Before you hyperextend a digit in your mad rush to turn the page, let me explain why I'm writing about something so patently boring. I used to be a freelancer. Twice. It is a great job in several respects. You get to work at home. When you are tired, you nap. When you are hungry, you eat, usually while watching television or playing a video game. When it is sunny, you find a swimming pool. Really, the only time you have to "work" is when you drag your lazy bum to the computer a few hours before deadline--which, in that respect, makes freelancing like any other job in media except that you don't have to pretend as though you're working during the rest of the day. On my desk is a picture with me in it that was taken during my freelancing days: I was 30 pounds lighter, tanned, full head of hair, no bags under my eyes. Frankly, I was hot.
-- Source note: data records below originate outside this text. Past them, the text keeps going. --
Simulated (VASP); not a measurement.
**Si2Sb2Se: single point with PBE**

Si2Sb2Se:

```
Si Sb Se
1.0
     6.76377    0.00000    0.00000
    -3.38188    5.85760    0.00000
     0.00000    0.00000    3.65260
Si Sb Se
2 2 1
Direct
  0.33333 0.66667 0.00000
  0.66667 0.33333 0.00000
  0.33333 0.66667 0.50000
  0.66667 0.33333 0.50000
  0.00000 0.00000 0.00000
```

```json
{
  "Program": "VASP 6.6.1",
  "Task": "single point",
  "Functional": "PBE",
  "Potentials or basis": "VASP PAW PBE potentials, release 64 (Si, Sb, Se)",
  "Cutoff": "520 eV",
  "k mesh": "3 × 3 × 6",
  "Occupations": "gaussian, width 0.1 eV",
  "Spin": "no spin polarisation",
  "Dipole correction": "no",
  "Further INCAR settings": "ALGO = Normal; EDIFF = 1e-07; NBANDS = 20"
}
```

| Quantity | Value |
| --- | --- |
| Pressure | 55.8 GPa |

I was also very poor. Like, making-about-$10K-a-year poor. Unless freelancers are writing often for big national magazines, they're probably earning a third of what they could as a staff writer somewhere. For the freelancer, every dime counts.

So when freelancers complain that they're being screwed out of money--more so than usual--I tend to be sympathetic. Which brings us to the contracts, and to Sophia Dembling, a former Dallas Morning News staff writer who left in 1994 to freelance full-time. She is the most vocal of the several regular Morning News freelancers who are distraught about the paper's recent attempts to make them sign new contracts that allow the paper to archive and resell their work on the Web, with no additional compensation for the writers. The contracts, all versions of which say the paper can use a writer's story "in any medium or format (now known or later developed) for no additional fee paid to you," has caused Dembling and others to ponder not writing for the paper.

"Like many of the freelancers, I've just been writing without a contract," says Dembling, who notes that when a paper puts her stories up on a Web site or sells them to online databanks such as Lexis-Nexis, it effectively kills her chances of reselling a story to papers in other markets. "And like most folks who have to balance getting a fair deal with making enough money, you are always amending where your line in the sand is drawn. But soon our final line will be crossed, and we'll be squeezed out."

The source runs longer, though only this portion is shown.